From Halloween to Purim, the piracy party rocks on 

What are Jews to make of figures like Koriel, Henriques, Abrabanel and Lafitte? Were they heroes or villains?

Certainly Lafitte was a good guy, according to Aileen Weintraub’s book Jean Lafitte: Pirate-Hero of the War of 1812. A Yankee hero who defeated perfidious Albion.

The graphic novel Skullcaps and Crossbones: The Adventures of Shmuel Kafri by Yonah Klein and Jacky Yarhi strikingly portrays Koriel as a ba’al teshuva (penitent) freed of any moral stain. In the tradition of rogue-turned-tzadik Raish Lakish – a Roman gladiator who became a sage of the Mishna – the book reveals:

“An unearthed home from the times of the Arizal [sic] is found to contain a chest of papers, believed to be the private collection of Harav Chaim Vital. Among those papers is a book, purporting to be the private diary of Yaakov Koriel, the 16th-century Jewish pirate who captained three ships in the Caribbean.

“Koriel, who abandoned piracy and moved to Eretz Yisrael, left behind this record of his life. Exciting and moving in turn, it shows how a young Jewish boy in Inquisition Spain became a naval captain, then a pirate, and finally returned to life as a religious Jew.

“But the diary has more than one secret. Shmuel Kafri and his son, Yitzchak, investigate the Koriel diary on behalf of the Jewish Antiquities Society, and quickly find that the diary is even more valuable than they could have imagined, well worth a trip to Israel and Jamaica. But someone else is also trying to get his hands on the diary.” 

In a similar vein is Gary Barwin’s Yiddish For Pirates. From a present-day Florida nursing home, Aaron – a wisecracking polyglot parrot – guides bar mitzvah boy Moishe through a world of pirate ships, Yiddish jokes, treasure maps, the Spanish Inquisition and Kabbalistic hijinks.

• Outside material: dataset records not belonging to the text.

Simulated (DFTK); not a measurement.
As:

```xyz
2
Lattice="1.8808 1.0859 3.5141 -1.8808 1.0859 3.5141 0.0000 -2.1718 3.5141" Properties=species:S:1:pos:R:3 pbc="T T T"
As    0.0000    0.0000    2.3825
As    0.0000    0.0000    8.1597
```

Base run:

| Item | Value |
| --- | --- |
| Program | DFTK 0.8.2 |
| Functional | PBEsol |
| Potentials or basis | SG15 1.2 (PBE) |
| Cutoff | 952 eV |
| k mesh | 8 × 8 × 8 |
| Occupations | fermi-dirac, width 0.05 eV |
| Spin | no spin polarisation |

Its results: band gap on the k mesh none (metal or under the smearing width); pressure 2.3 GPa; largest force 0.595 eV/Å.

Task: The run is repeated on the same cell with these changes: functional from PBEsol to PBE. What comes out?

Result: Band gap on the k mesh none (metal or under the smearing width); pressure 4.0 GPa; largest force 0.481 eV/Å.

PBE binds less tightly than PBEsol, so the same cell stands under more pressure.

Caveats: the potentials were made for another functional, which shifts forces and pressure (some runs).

Far be it from this writer to criticize others endeavoring to bring children to Torah and make them proud Jews. By all means, invoke the remarkable stories of Jewish pirates. 

But if Koriel is a hero, what about gangster Bugsy Siegel, who in 1948 gave Golda Meyerson a suitcase stuffed with cash to buy guns for the War of Independence they both knew was coming? And what of Siegel’s partner in crime Meyer Lansky, whose application in 1970 to make aliyah was rejected? It’s a slippery crime-doesn’t-pay slope until one descends to the private hell of remorse for Bernie Madoff, who made the unpardonable sin of ripping off fellow Jews and tzedaka funds in his Ponzi scheme.

Closer to home, Benjamin Netanyahu is returning to the Prime Minister’s Residence on Balfour Street, even as his corruption trial continues. The case of former Jerusalem mayor Uri Lupolianski suggests the moral dilemmas facing a Jewish pirate; Hizzoner donated his ill-gotten gains to his favorite charity. No doubt, many Jewish pirates saw themselves as avenging the crimes of the Inquisition. Like all of us, they were complex figures with varied motives. Revenge was one. Greed was another. 

The Jewish pirates of the Caribbean is a subject that deserves ongoing research. In conclusion, were there Jewish pirates in the Caribbean? Aye.

Were other Jews involved in piracy’s ancillary businesses? Oy!

But were the Jews lying beneath the three century-old tombstones in Kingston, Jamaica, decorated with skull and crossbones pirates? Nay.

Alas, dead men tell no tales. ■

Sun, sand and synagogue

The ark in the historic Sha’arei Shalom Synagogue in Kingston, Jamaica, contains 13 Torah scrolls, preserving those brought from the island’s five defunct synagogues. The synagogue, with its sand-covered floor, is one of five similar houses of prayer in the Caribbean today, including St. Thomas, Barbados and Curaçao. The tradition may date back to the 1600s in northern Brazil, where conversos needed to keep their religious practice secret from the ecclesiastical authorities. The sand or clay floors muffled their prayers.

In 2010, the restored Zedek ve-Shalom Synagogue from Parimaribo, Suriname, went on permanent display at the Israel Museum in Jerusalem. The neoclassical wooden building erected in 1736 is modeled on the Esnoga – Amsterdam’s landmark Spanish and Portuguese synagogue – which was the mother synagogue for the Sephardi Caribbean congregations.